Gillard to resist calls to take more from miners
The Gillard government will stare down calls for a rewrite of the mining tax from the Greens and independents, despite growing concern within Labor's backbench over its failure to meet its revenue forecasts, The Australian reports.
Negotiations will continue with the states over changes to the royalties regime aimed at taking away the states' ability to hike the tax at the expense of the commonwealth, although senior government figures are pessimistic about achieving a resolution before the election.
Resources Minister Martin Ferguson moved to quell a threatened revolt from big miners over calls for the minerals resource rent tax to be redesigned after it raised just $126 million in its first six months - for a contribution of $88 million to the budget, because miners can use their MRRT payments to reduce their company tax - compared with a $2 billion forecast for 12 months.
After the Minerals Council of Australia took advertisements declaring the industry had paid $130bn in tax since 2000 and that "enough is enough" on talk of increasing the taxes resources companies pay, Mr Ferguson told parliament: "The government has not walked away, in any way, from its agreement entered into with the mining industry on July 2, 2010, and announced publicly . . . more importantly, as the Prime Minister and the Treasurer have clearly stated . . . we have no intention of walking away from the agreement."

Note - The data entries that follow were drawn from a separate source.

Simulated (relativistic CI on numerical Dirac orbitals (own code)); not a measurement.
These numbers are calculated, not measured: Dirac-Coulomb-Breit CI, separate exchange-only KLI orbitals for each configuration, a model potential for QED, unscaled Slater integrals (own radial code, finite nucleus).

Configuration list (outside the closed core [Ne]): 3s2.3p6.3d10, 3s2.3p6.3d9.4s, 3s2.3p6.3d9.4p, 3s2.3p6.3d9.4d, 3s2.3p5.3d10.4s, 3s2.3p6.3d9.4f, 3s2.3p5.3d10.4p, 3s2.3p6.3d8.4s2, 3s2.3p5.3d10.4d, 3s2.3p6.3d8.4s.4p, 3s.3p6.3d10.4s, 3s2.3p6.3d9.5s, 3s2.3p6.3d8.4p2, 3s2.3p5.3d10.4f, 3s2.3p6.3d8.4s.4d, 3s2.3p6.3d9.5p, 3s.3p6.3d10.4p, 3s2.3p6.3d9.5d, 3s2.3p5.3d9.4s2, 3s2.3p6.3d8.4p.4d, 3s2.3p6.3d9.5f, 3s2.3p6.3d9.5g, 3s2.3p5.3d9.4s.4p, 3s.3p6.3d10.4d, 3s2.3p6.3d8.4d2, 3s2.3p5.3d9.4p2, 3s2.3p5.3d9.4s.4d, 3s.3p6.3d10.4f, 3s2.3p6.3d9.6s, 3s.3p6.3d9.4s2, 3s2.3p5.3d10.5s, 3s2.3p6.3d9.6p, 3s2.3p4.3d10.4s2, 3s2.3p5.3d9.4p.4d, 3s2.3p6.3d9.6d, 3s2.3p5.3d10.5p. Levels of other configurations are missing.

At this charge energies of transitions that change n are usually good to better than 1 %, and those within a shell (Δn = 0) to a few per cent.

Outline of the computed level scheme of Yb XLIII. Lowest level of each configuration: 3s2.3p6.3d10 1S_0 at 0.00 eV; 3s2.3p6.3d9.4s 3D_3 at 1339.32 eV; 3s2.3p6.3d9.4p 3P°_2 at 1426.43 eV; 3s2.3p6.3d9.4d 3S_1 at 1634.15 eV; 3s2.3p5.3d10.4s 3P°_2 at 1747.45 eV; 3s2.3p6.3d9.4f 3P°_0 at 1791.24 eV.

Mining tax may reach $750 million
The AFR reports that Rio Tinto, BHP Billiton and their iron ore joint venture partners may be liable for about $750 million of minerals resource rent tax payments for the financial year if the iron ore price remains at today’s levels, citing UBS analyst Glyn Lawcock.
The government last week said it had collected just $126 million in MRRT payments in the first half, with BHP understood to be among those that paid the tax.
But the iron ore price, which averaged $US113 a tonne in the first quarter and $122/t in the second, is now trading at $155.10/t on the spot market, placing it above the likely threshold at which the largest miners will need to pay the tax.
“Clearly, if the iron ore price holds we would be expecting a material step change in the contribution of MRRT,” Lawcock said.
“I think if you look at the next six months, if iron ore prices stay where they are, I would expect the MRRT to get close to $750 million in the financial year.”
Fortescue first-round bids due Friday
The Australian Financial Review understands that indicative bids for a minority interest in Fortescue Metals Group’s rail and port assets are due tomorrow after a three-month marketing period.
While the usual list of pension and sovereign wealth funds familiar with investing in Australian assets have picked over the deal, the wildcard may come from offshore.
China’s State Grid is understood to have taken a look, although whether it turns up on bid day remains to be seen. State Grid is cashed up and made its first move into Australia late last year, when it took a stake in South Australian power company ElectraNet.
Fortescue investors expect a sale and have already started thinking about the $US3-$4 billion proceeds.